Newbold says things that anyone who has given thought to what’s been going on in Iraq since this country invaded it and has done any reading about it (I strongly recommend George Packer’s The Assassin’s Gate: America in Iraq, and Anthony Shadid’s Night Draws Near: Iraq’s People in the Shadow of America’s War) has to have concluded for quite some time: Rumsfeld has fouled this whole thing up from start to now, and if anyone’s to be held accountable for this debacle it’s him.

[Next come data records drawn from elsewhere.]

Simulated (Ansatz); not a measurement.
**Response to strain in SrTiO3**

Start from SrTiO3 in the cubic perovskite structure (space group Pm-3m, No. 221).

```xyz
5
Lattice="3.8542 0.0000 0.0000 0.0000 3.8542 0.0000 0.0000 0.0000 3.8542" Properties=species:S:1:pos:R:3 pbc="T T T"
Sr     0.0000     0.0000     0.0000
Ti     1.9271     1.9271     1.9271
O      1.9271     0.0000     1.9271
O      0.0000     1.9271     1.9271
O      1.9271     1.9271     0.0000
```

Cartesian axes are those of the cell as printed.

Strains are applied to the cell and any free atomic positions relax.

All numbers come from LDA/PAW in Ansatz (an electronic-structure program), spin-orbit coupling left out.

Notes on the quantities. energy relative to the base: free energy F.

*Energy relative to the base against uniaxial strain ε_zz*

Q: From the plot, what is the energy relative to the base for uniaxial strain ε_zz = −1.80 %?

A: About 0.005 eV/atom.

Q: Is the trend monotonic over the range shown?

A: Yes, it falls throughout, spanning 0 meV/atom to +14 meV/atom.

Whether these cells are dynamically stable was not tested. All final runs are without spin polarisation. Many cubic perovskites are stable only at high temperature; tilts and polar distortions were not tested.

I won’t get into the merits or lack thereof for our being in Iraq to start with. Let’s assume we should have been there, that it was the right thing to do (this, for anyone not sure, is decidedly not what I believe). What was Rumsfeld responsible for that earns his being taken to task for our results in Iraq so far? Let me count the ways:

1. He didn’t listen to his senior military advisors, to wit General Eric Shenseki, the then Army Chief of Staff, who believed, based on his extensive experience, that the number of troops that would be necessary to first win the war and then secure the peace was on the order of 300 to 400,000, which was not the sort of numbers Rumsfeld wanted to hear. Shenseki was effectively forced to retire and, in a manner of speaking, pissed on by Rumsfeld on the way out.

2. Rumsfeld gave little to no consideration to what would be done after the war was won, a result no one seriously questioned. Not being in the “nation building” business at the time he apparently didn’t feel it was worth his bother to consider what would happen after the Iraqi government and its institutions were destroyed, and the results have spoken for themselves ever since. Initially Rumsfeld wrote this the initial chaos after the war was over to “Democracy is messy”, or words to that effect – little did he know we’d be stepping in that mess for a long time afterwards.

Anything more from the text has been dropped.